(August-2004) FSRA impacts on ASFA

29 September 2005
| By Mike |

The Association of Superannuation Funds of Australia (ASFA) has used its latest submission to the Financial Sector Advisory Committee to make clear that the impact of the Financial Services Reform Act has had a major impact on ASFA’s members.

It says the Australian Securities and Investments Commission issued 239 licences to superannuation funds during the two-year transition period but that such figures likely underestimate the impact of licensing on superannuation funds, given the inclusion of superannuation business within licensees who self-identified as “conglomerates”.

As well, it says that practically all superannuation funds have had to comply with the new disclosure requirements, including production of Product Disclosure Statements.

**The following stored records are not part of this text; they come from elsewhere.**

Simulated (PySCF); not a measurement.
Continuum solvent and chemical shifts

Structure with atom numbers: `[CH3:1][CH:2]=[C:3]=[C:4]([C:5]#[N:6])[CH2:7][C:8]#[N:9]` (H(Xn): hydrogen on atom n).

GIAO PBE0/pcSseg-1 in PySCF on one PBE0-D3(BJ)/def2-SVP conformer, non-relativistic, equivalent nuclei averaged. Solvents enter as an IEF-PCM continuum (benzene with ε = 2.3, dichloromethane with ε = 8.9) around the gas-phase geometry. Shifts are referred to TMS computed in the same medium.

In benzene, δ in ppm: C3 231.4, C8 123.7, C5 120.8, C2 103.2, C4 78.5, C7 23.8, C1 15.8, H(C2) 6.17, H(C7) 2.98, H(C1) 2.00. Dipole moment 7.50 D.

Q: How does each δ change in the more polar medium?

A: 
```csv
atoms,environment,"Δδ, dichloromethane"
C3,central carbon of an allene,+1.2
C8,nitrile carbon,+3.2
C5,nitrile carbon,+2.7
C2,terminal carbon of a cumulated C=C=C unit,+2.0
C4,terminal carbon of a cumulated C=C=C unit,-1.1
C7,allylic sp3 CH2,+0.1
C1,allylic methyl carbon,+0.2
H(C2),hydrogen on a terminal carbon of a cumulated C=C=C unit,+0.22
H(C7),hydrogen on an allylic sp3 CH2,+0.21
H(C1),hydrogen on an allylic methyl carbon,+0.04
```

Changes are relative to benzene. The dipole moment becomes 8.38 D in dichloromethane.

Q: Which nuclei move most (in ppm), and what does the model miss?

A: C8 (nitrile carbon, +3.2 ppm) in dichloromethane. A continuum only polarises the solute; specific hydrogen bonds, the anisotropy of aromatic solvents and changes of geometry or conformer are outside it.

ASFA says it supports the principles underlying FSRA, in particular the need for informed decision-making by consumers, but warns about the cost to the industry.

“Despite the laudable intent, implementation has been expensive and challenging for industry and will continue to prove complex and burdensome without practical improvement,” its submission says.

The ASFA submission points to the fact that FSR emerged out the Wallis Inquiry which anticipated significant industry and product rationalisation.

“Though industry consolidation and product rationalisation has happened, it has been at a much more uneven pace than was originally anticipated,” it says. “This has meant, probably more than expected, FSR’s single regulatory regime has had to accommodate diversity between industries, providers and products. Legislative accommodation of these differences has contributed to some complexity.”